I don’t know if this is going to make any sense to anyone but hear me out. It feels like whenever you have an issue with Bluetooth it’s some kinda goofy ass problem that would only happen with Bluetooth devices.
To give some examples:
– Interactions between multiple Bluetooth devices being janky
– Devices connecting to each other when you don’t want them to, or refusing to connect when you do want them to.
– weird audio glitches in specific scenarios
– audio devices switching back and forth between two other devices they’ve been paired with recently
Obviously I understand at a base level that there’s radio waves carrying information and these can be interrupted by stuff like microwaves. But I’m more talking about issues regarding pairing, and other odd quirks that you don’t experience when using other wireless connections like WiFi.
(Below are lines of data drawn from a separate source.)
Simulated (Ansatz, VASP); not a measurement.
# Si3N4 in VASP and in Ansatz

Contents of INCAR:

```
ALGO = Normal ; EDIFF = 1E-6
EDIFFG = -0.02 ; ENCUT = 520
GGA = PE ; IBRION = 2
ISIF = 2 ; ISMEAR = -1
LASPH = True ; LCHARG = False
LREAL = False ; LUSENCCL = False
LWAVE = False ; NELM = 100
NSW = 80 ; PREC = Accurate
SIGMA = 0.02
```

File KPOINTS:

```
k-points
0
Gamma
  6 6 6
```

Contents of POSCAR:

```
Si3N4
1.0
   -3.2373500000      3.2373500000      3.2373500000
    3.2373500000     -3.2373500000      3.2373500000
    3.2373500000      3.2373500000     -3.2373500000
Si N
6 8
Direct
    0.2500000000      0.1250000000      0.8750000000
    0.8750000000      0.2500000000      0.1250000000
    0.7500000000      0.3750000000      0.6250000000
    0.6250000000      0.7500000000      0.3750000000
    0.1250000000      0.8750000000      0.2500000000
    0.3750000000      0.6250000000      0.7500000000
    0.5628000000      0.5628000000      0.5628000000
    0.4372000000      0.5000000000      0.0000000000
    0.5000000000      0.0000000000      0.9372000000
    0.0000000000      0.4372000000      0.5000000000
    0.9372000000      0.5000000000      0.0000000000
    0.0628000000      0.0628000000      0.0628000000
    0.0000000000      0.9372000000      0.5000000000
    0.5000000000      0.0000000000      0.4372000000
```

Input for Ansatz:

Can someone explain in layman’s terms why Bluetooth is like this? Or am I just being crazy
In: Technology
The problems you’re describing are implementation failures. Bluetooth is just a wireless protocol, like USB is a wired protocol, however that’s only the delivery method, there’s other protocols that handle the actual data exchanges and processing. For examples, HSP or HeadSet Profile deals with bidirectional audio for phone calls, A2DP is the Advanced Audio Distribution Profile, and there’s plenty others for different tasks (serial port connections, vcard exchange etc). Then there are different versions of Bluetooth (latest is 5.0 more commonly labeled BLE (Bluetooth Low Energy)), and different versions of all the profiles. When you’re connecting a device there’s a minimum of 3 handshakes occurring just to connect (“are you there?” “I am here!”/”can I connect?” “yes you can, what’s the password?”/”what profiles do you support? I support x, y, and z.” “Oh, I support only w, x, and y”), and most Bluetooth is implemented on-chip, meaning there’s no software stack that can be patched and updated to handle error conditions gracefully. If anything in that chain isn’t done correctly or messed up along the way, it can result in so many weird issues, not to mention hardware Bluetooth controllers are so straightforward they can be considered “dumb” by comparison to other tech, allowing things like another connection while one is already setting up, or allowing another connection while one already is set up (if it’s a particularly cheap and egregious implementation).
TL:DR; Bluetooth is a protocol of protocols, many different versions with many different versions of the underlying protocols used in the actual data exchange, resulting in a mish-mash of implementations across everyone’s devices with different quirks that might not sit well with other connected devices.